This blog is designed to highlight the paddling opportunities within South Dakota, mainly within a 50-mile radius of Sioux Falls. While Sioux Falls is far from the adventure of coastal regions, there is a certain satisfaction in utilizing the available waterways to observe weather, water conditions, and the landscape along the shoreline. In addition, there is a wealth of animal life on the waters of small South Dakota lakes, rivers, and creeks, including geese, ducks, pelicans, great blue heron, egrets, hawks, owls, perching birds, deer, raccoons, and beaver. Eagles, fox, and coyote are also sometimes spotted.

The sites described are places where I have kayaked over the past few years, mostly in South Dakota but sometimes including locations in Iowa and Minnesota. One of the best sources of information on the accessibility of small lakes is the South Dakota Atlas and Gazetteer, the large map book of South Dakota. Lakes with a public access are generally identified by a boat symbol marking the location of a launching site on public land.

You will notice the menu of paddling locations on the right side of the blog. Each of the postings is linked to one of the areas, and my intention is to provide a continuing review of the places where I paddle. Perhaps these narratives will help readers select waterways of interest to them. Please feel free to offer a comment regarding any of my postings; I would welcome the dialog.
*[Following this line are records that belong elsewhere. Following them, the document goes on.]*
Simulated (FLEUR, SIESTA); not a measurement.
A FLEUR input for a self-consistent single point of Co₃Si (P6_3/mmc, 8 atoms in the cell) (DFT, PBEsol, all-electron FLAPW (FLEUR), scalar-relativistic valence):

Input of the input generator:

I also maintain a companion blog that describes hiking opportunities within the Sioux Falls area. You can access that blog at:

Friday, August 25, 2006

Lake Dimock

Lake Dimock is about 70 miles west of Sioux Falls, near the town of Dimock, South Dakota. Dimock is dominated by a very large Catholic church that rises up out of this small town as a landmark across the prairie. The first impression of this community is that of a small town off the beaten bath, a huge church, and a large cemetery. Dimock is south of Mitchell. From Sioux Falls, the easiest way to get there is to go west on State Highway 42 until it intersects with Highway 37, then go south for five miles to Dimock and then about two miles back east on 270th Street to the first turnoff north past 413th Ave. This is not an easy lake to find; I drove past it without recognizing the turnoff. A sign identifying a state access point is visible, but only after turning north on the entryway to the lake.


One of my sons was enchanted with the notion of visiting Lake Dimock because of the shape of the lake in the Sportsman’s Connection: South Dakota Fishing Map Guide. It took us about an hour and a-half to get there from our eastside Sioux Falls home.


Although the lake is rather small (75 acres), it is varied and has an extensive shoreline. There is a wide part of the lake at the eastern edge; wide enough to provide something of a chop when the wind is blowing. On this portion of the lake there are high banks with cliffs running down to the shoreline. We ran into a group of cattle on the southeastern shore, and we all gazed at each other. We observed lots of bird life on the lake, including great blue heron, ducks, and cormorants. The shoreline of Lake Dimock is very interesting because of the variation observed: from cliffs to marshes, from wide to narrow waters, and a varied airflow off the landscape. An island full of rushes, flowers, grasses, and bushes is situated in the middle of the lake area, and we landed our kayaks to walk around it. There are also a number of boulders in the water, including one very large boulder that sits like a solid island along the northern shore. The lake was created along the bed of the South Fork of Twelvemile Creek, and some trees were evidently submerged when the lake was developed. The stumps of some of these trees are still visible, and we kayaked our way through these remains of a long ago stand of trees that graced the banks of the creek.


An interesting feature of this lake is the many arms that extend in different directions. We went up one little arm of the lake near the dam, and it seems liked an idealized microhabitat for wildlife. We also kayaked up Twelvemile Creek for a mile or so and could have gone on further. This entryway into the lake is about 40-50 feet wide, deep enough for easy kayaking even in August, and filled with interesting deep vegetation along both banks. The creek extends to the west under a bridge. There is another arm of the lake that extends to the south.

There is a very attractive launching point for entry into the lake. A concrete ramp is provided, there is a modern outhouse-type toilet, and a covered shelter for a picnic has been constructed along the spacious parking area. There is even a bench provided out on a point overlooking the lake. These facilities are placed along the southern shore of the lake.


While this is a small lake, it provides a surprising degree of interest for the kayaker. I think that the varied shoreline and the irregular shape of the waterway are major qualities in my satisfaction with this setting. There seems plenty of wildlife available for viewing and a variety of vegetation. I wholeheartedly recommend that anyone taking a kayak to Lake Dimock take advantage of the opportunity to go upstream on Twelvemile Creek. This portion of the creek is like a small river, and there is a lot to see. As usual on South Dakota lakes, we were alone on the water. We went on a Friday the week school begun. Even in late August, the water level was high and we had no trouble moving about the lake. In some spots moving up Twelvemile Creek, there are shallow spots with a mud bottom, but it is pretty easy to avoid getting bogged down there. We spent about two hours on the lake.

I really liked this cruise. It is too bad that it is so far from Sioux Falls, but for people who live in the Mitchell area, especially south of Mitchell, this is a gem of a lake for tranquil paddling. I hope to return there again.